The ACLU of Colorado has filed a lawsuit against a pair of Aurora landlords who the civil rights group accuses of threatening tenants, in violation of state law.

 An ACLU spokesman says the threats violate Colorado's Immigrant Tenant Protection Act and filed a civil suit in Arapahoe County District Court on Monday.

According to the suit, Avi Schwalb and Nancy Dominguez of PHS Rent LLC threatened to report two tenants and their children, aged 15 and 3, to ICE. Reached by phone Tuesday afternoon, Dominguez declined to comment. The ACLU says the couple, who are not identified in the lawsuit, have pending asylum cases with the U.S.
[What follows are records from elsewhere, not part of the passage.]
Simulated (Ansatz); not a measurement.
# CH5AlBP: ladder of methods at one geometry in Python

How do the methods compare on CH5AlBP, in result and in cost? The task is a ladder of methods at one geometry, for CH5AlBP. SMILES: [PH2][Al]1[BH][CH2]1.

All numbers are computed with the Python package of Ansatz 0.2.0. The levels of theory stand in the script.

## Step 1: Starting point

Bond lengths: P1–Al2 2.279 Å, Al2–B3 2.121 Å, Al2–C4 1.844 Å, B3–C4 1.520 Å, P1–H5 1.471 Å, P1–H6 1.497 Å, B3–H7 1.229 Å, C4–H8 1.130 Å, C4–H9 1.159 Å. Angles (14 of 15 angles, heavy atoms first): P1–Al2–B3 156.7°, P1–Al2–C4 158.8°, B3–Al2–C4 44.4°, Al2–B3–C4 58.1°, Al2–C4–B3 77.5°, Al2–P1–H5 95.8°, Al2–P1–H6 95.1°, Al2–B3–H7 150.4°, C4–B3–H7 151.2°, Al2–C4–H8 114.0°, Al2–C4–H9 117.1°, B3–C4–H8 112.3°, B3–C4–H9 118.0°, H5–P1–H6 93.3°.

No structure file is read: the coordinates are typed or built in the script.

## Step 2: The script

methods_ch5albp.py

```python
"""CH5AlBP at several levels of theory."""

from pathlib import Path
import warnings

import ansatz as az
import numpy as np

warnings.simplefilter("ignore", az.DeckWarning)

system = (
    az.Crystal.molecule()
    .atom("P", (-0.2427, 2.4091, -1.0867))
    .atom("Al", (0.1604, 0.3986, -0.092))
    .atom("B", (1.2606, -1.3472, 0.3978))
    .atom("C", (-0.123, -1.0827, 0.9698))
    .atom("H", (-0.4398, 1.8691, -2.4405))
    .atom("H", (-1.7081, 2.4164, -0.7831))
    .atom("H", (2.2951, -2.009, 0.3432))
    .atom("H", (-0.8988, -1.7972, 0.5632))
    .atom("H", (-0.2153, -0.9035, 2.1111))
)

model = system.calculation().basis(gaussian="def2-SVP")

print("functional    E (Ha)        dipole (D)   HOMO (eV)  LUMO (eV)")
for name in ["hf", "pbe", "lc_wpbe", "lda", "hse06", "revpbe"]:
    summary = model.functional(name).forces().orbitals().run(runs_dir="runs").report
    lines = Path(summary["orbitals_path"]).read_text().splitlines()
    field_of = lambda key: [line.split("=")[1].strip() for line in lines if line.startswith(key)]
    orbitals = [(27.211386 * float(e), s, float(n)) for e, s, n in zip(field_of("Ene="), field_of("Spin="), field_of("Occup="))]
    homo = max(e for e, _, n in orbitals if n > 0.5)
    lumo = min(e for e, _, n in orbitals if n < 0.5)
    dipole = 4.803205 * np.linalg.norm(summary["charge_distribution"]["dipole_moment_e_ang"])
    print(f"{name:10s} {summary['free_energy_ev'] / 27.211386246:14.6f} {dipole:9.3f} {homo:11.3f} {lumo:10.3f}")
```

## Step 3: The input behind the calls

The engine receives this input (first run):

"We will not allow our immigrant neighbors to be terrorized like this," said Tim Macdonald, legal director of the ACLU of Colorado. "The landlord's threats violate Colorado state law, which prevents landlords from trying to take advantage of the perceived immigration status of their tenants and coercing them into refraining from exercising their rights."

According to the 11-page lawsuit, the family signed a one-year lease in September 2024. In early December, the husband and their 15-year-old son were locked out of the apartment with no notice and no court order, forcing the two to sleep in their car, the lawsuit states.

The wife called Dominguez to ask about this, and she allegedly told her that the couple "could not do anything about it because they are not 'from here,' are Venezuelan, and have no rights," according to the lawsuit.

The lawsuit goes on to say that last week, Schwalb threw the couple's door open, hitting the wife in the face.

"Though she tried to lean out of its path, it struck her on her nose and between her eyebrows. If she had not leaned back, the force of the door would have broken her nose," the lawsuit states. "Schwalb had visited the Apartment for maintenance purposes on prior occasions. At those times, he had also shouted at Plaintiffs. Defendant Schwalb had also previously harassed Plaintiffs' former neighbors, who were also Venezuelan. And Defendant Schwalb had degraded Plaintiffs' Venezuelan national origin to Plaintiffs' neighbors."

Schwalb allegedly threatened to call immigration officials on the couple if they wouldn't comply with purported eviction notices that he said required they leave in "one hour, two hours," but refused to show the couple.

The ACLU's attorneys say no court order approving an eviction existed and that the landlords used the threat of calling immigration officials to try to coerce the couple into surrendering their property and leaving the apartment within a few hours, despite still having months on their lease.

The lawsuit accuses Dominguez and Schwalb of violating the state's Immigrant Tenant Protection Act, which forbids landlords from threatening, harassing, and retaliating against tenants on the basis of their actual or perceived immigration or citizenship status, "disclose or threaten to disclose information regarding or relating to the immigration or citizenship status of a tenant to any person, entity, or immigration or law enforcement agency," or "harass or intimidate a tenant or retaliate against a tenant" for exercising their rights under the Tenant Protection Act or opposing any conduct it prohibits, among other protections for tenants.

It also accuses the landlords of violating the Colorado Anti-Discrimination Act and trying to remove the family without the proper legal processes.